Skip to content

Sensor Correlation & Continuous Likelihood

The Area Occupancy Detection integration uses advanced statistical analysis to learn occupancy patterns from sensors. The system uses different analysis methods depending on sensor type:

  • Numeric Sensors (Temperature, Humidity, CO2, etc.): Use correlation analysis with Gaussian Probability Density Functions (PDFs) to calculate continuous, dynamic likelihoods based on exact sensor values.
  • Binary Sensors (Media Players, Appliances, Doors, Windows): Use duration-based analysis to calculate static probabilities from interval overlap durations.

Overview

While motion sensors directly indicate presence, other sensors often show correlation with occupancy. For example:

  • Numeric Sensors:
  • Temperature might rise when people are in a room.
  • CO2 levels often increase with occupancy.
  • Humidity might change when a shower is used.
  • Binary Sensors:
  • Media Players might be playing when occupied.
  • Appliances might be running when occupied.
  • Doors/Windows might be open more often when occupied.

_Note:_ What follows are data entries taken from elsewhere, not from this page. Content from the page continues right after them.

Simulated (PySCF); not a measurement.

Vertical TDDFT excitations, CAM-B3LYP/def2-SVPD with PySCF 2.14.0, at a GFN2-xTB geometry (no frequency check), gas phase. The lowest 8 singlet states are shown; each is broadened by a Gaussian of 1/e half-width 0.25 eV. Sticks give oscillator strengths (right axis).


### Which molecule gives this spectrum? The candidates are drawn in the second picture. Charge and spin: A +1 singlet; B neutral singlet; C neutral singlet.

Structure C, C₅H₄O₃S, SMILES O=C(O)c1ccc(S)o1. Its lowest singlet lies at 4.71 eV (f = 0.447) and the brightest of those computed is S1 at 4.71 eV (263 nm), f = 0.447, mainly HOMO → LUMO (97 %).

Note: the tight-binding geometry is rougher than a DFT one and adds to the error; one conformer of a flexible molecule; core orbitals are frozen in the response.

The system analyses these patterns differently:

  • Numeric sensors use correlation analysis to learn statistical distributions and calculate dynamic likelihoods.
  • Binary sensors use duration-based analysis to calculate static probabilities directly from how long they're active during occupied vs. unoccupied periods.

How It Works

The system uses different analysis methods for numeric and binary sensors:

Numeric Sensors: Correlation Analysis

1. Correlation Check (Qualification)

Every hour as part of the analysis cycle, the system analyses the relationship between the sensor's value and the area's occupancy state using the Pearson correlation coefficient.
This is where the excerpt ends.